If recent events have shown us anything, it's that now more than ever corporate governance is a critical concern for the entire business community, including small private companies.

As Ireland and the rest of the word grapple with the downturn in the world economy, many companies are looking at costs and ways of making savings. One of the areas they may turn to are the costs associated with corporate governance, and although this may appear to be a quick fix in the short-term, it must be weighed up against the potential long-term damage this can cause to the reputation, business relationships and good standing of a company.

It has been a common assumption that issues of corporate governance were not a concern for private companies, the argument being that private companies were very small one or two-person organisations for which governance was yet another burden in an already over-regulated sector.
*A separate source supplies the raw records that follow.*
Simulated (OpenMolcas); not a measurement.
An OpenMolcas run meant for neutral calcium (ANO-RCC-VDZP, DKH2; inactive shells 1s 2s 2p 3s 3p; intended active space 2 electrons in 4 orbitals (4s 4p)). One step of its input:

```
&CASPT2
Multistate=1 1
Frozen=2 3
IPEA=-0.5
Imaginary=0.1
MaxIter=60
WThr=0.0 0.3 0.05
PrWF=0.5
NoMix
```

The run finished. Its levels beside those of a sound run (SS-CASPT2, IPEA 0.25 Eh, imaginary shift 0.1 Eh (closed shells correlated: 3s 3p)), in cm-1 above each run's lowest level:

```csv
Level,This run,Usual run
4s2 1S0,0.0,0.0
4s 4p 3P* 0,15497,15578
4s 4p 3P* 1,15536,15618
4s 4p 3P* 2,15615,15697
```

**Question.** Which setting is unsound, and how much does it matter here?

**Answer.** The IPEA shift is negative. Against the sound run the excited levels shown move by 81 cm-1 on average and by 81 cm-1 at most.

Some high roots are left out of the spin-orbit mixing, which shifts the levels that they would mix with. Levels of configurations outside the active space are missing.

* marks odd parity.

In the case of a large proportion of the smaller and larger private companies in Ireland, the board of directors was in most cases synonymous with the shareholders, and poor governance only hurt themselves and not others. In other words, there were no outside parties dependent on the success of the company. Also, if the company was owned by one or two large shareholders, the reality was that all decisions would in any case be made by and in the interests of those shareholders whatever the view of the minority. In addition, other than the Office of the Director of Community Enforcement (ODCE), there is no regulatory body such as the Stock Exchange to account to.

Finally, if the company wished to raise fresh capital, this was to a large extent funded by the board itself and the banks. Inevitability, the banks did not look at the governance of the companies but at the managers and management accounts. However, although this thinking is still quite prevalent, in recent years there has been a significant change in attitude.

Some of the reasons for this change in attitude are:

  • Investment made by private individuals in their private companies at the start-up stage often involves them in borrowing money which is secured against their homes. Also, financing of the company itself will often come from bank loans and overdrafts, guaranteed by the management of the company which again may be secured by their homes. It is therefore crucial to have in place a good basic corporate governance structure and process to act as a risk management tool.
  • The ongoing financial needs of private companies, particularly when they are going through an expansion or development stage, are too great for individuals so they need to access capital from other sources such as banks or private equity providers. These sources will often look to ensure that there is good governance through holding regular board meetings, appointing non-executives and having audit committees.
  • Even without development capital, a private company can benefit from a non-executive director with experience of the business sector in which they are operating. Alternatively, the company could use their corporate secretary as a sounding board on corporate governance and statutory issues.
  • If the sale of the company is proposed, the existence of good governance will probably enhance the valuation and will also act as a good defence in any possible claim for breach of duty by a successor board.

For private companies converting to public with a view to flotation on AIM or a listing on the Irish Stock Exchange, there may be succession issues as well as a need to access more experience and expertise which the board does not have. The presence of good governance in the form of non-executive directors and the procedures for board meetings and committees can provide that expertise and long-term stability thus addressing the issues of succession. As a private company develops and its needs become more complex, regard must be made to the obligation and duties imposed on directors in the Companies Acts 1963-2006. If a company does not pay attention to these obligations and duties, it is asking for trouble either in the form of claim made by a successor board following the sale of the company, from the auditor through reporting to the ODCE or from a liquidator. Board governance helps to eliminate the risks of such claims.